MUSEC, VILLA MALPENSATA, SPAZIO MARAINI
The exhibition launches the events of a cultural season that MUSEC is dedicating to Morocco, to the arts, to the people, to the formal suggestions that the landscape and history of this country have given to the culture of the West. Roberto Polillo is a photographer-traveller, always in search of the ‘spirit of places’. His strongly impressionistic images of Morocco bring to life atmospheres full of magic and colour, where centuries-old architecture and elusive figures stand out between tradition and change. The exhibition is the result of a visual research project that MUSEC launched in 2015; it starts from the consideration that the photographer’s gaze is capable of going beyond Orientalist stereotypes, to more intimately grasp the values of an exoticism that constitutes the generic and universal tendency of the soul that leads men to desire what is foreign and unknown. All the works on display and in the catalogue derive from photographs taken by Roberto Polillo during seven trips to Morocco, between the end of 2005 and 2018. The original photographs were taken with the professional digital cameras CANON EOS 5D (2005-2008), CANON EOS-1 Ds Mark III (2008-2012), CANON EOS 5DSr (2018). The rendering of the ‘blurred’ effect follows an artistic procedure intended to render the idea of an altered spatial perception. The camera is moved by slight movements that affect the image with fluid lines while maintaining high sharpness.

Artist biography
Roberto Polillo was born in Milan in 1946. His father Arrigo, a jazz critic, historian and promoter, was first editor-in-chief and then director of the magazine Musica Jazz. As a result of his father’s activity, Roberto began to know and use photography at a very young age, immortalising from 1962 to 1974 over a hundred concerts of the major jazz artists of the time performing in Italy. These shots have been published numerous times in magazines, books and CDs, as well as on the Internet. His photographic book Swing, Bop & Free (2006) presents a selection of images of more than 100 musicians active during the 1960s, images accompanied by texts and quotations by his father Arrigo and other authors.

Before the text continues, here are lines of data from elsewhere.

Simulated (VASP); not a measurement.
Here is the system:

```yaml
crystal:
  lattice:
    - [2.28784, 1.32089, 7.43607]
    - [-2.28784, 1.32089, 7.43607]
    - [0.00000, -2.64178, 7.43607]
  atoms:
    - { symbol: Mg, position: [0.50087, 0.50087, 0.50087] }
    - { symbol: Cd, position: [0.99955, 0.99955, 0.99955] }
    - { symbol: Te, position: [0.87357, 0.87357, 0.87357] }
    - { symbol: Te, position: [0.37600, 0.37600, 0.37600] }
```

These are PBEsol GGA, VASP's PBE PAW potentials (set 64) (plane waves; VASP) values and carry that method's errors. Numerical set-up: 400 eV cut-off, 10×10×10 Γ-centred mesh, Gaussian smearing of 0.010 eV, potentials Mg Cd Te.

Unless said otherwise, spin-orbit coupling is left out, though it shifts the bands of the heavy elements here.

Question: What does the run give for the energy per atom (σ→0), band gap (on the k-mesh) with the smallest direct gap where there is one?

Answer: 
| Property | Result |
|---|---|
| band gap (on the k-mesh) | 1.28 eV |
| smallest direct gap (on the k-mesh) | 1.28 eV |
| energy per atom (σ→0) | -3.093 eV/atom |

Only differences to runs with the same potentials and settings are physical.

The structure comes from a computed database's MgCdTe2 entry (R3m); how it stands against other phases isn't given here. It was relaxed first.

However, starting in the 1970s, it was the innovative world of information technology that shaped the professional life of Roberto Polillo, who became an entrepreneur, consultant and manager in the software and IT services sector, as well as co-founder and CEO of Etnoteam, a group of IT and Internet service companies, including INET. At the same time, Polillo was also a university lecturer for 41 years (from 1974 to 2015), first in the field of software engineering and later of the Internet, holding various professorships at the State University of Milan and the University of Milan Bicocca.
During the long years dedicated to the Etnoteam group’s companies, Polillo continued to pursue photography only occasionally, in an amateur manner. He started practising it again more extensively in 2003, after leaving his managerial activity. Somehow continuing his photographic experience linked to the world of entertainment, he initially devoted himself to photographing various street artist festivals and documenting the achievements of street art, in Italy and abroad, and then devoted himself extensively to travel photography. Travelling, in fact, was and is another of Roberto Polillo’s great interests and he has visited more than 60 countries to date. These trips became more frequent with the emergence of digital photography in the early 2000s.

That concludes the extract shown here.